Impressive economic performance since the early 2000s was accompanied by strong growth in labour force up to 2013, it said. But, this trend is currently showing signs of stagnation.
“In light of impressive GDP growth, sluggish labour market growth and an emerging demographic dividend provide causes of concern.”
The government should pay attention to raising private investment and jobs through budgetary measures in the coming fiscal year, the CPD said.
It also called for increased allocation for social sectors, particularly education and health.
Bangladesh ranks 155th out of 161 countries and 189th out of 190 countries in public spending as percentage of GDP on health and education.
The CPD said the unemployment rate for educated labour force, particularly for those having secondary and higher secondary education, has increased significantly but has fallen for uneducated workers and jobseekers.
This regressive trend is a major concern for a country seeking to maintain the status of a middle-income country, it added.
Bhattacharya said education is not giving guarantee of employment. Most of the unemployed people have higher secondary education, he said.
He said the outgoing fiscal year will be marked as a year of high growth but four indicators, including the decline in private investment as percentage of GDP and job creation, have created a ‘dialectical situation’.
“It is the picture of major contradiction of Bangladesh economy. So, only high growth will not be enough, its quality and sources are important,” said Bhattacharya.
The CPD said the role of private investment in GDP growth becomes rather weak. It said investment growth in the manufacturing sector remains sluggish particularly because of a lack of adequate infrastructure, including the supply of quality electricity and gas.
New investment in the apparel sector, which accounts for 48.3 percent of the manufacturing sector, has also been slow, said the CPD.
The organisation, citing a statistical modelling, said private investment in Bangladesh would more than double had its law and order situation been like that of India.
“Thus the rule of law emerges as a very significant factor in driving private investment which in turn is quite crucial to ensuring high growth,” the CPD said.
On the preparation of budget for next fiscal year, the CPD demanded making projection of revenue and expenditure in a realistic manner, saying the gap between the two is widening.
The think-tank suggested a 2-3 year plan to implement the VAT and Supplementary Duty Act 2012 in a realistic and staggered manner as there is opposition from businesses.
It said prices of some items such as electricity and steel will go up for the imposition of 15 percent value added tax. These two items currently enjoy reduced rates of VAT.

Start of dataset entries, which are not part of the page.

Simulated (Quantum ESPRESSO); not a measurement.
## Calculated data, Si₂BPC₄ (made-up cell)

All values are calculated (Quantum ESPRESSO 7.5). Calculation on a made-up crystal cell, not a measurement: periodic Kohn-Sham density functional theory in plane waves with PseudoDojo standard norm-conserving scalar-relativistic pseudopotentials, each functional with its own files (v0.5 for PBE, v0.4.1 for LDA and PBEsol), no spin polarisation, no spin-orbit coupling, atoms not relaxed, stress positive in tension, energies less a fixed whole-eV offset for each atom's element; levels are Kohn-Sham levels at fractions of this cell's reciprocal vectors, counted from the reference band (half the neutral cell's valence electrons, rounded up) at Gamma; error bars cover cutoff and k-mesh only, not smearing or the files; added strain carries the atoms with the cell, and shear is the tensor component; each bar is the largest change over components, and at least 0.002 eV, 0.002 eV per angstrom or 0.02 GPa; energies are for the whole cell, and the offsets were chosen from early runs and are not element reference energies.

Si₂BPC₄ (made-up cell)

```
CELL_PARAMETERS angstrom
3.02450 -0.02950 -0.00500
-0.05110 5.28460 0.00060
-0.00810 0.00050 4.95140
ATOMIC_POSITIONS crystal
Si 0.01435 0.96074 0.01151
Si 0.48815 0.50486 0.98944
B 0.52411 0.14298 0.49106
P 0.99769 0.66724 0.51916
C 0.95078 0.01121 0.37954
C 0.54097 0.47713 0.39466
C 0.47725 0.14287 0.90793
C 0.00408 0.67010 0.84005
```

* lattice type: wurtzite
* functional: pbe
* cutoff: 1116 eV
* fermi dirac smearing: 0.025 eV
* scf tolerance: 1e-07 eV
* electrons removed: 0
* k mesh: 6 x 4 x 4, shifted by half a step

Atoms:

The CPD said it favours the new law that aims to automate the VAT system but capacity of small and medium enterprises needs to be enhanced for the implementation of the law.
CPD Executive Director Mustafizur Rahman said the government should keep the VAT rates at a low level for some items as the impact of the indirect tax falls on common people. The existing law provides scope for VAT exemption in some service sectors. “We suggest keeping the VAT rates reduced in some areas in socio-economic and industrial context,” he said. The focus should be on collecting more income tax.
The CPD also recommended reduction in prices of diesel and kerosene, saying the recent cuts in prices of oil favoured the richer section of the society. It stressed the need for an agricultural price commission to ensure fair prices for growers and an independent financial sector reform commission to identify problems in the sector.
“Repeated recapitalisation of state-owned banks by people’s tax is difficult to justify. The state could not provide adequate support to the poorest and marginalised sections due to a scarcity of resources,” the CPD said.
Published in Dhaka Tribune on Thursday, 26 May 2016
CPD stresses quality growth
Tribune Business Desk
Bangladesh’s leading think-tank laid emphasis on ensuring quality rather than quantity in measuring economic growth to build a prosperous nation.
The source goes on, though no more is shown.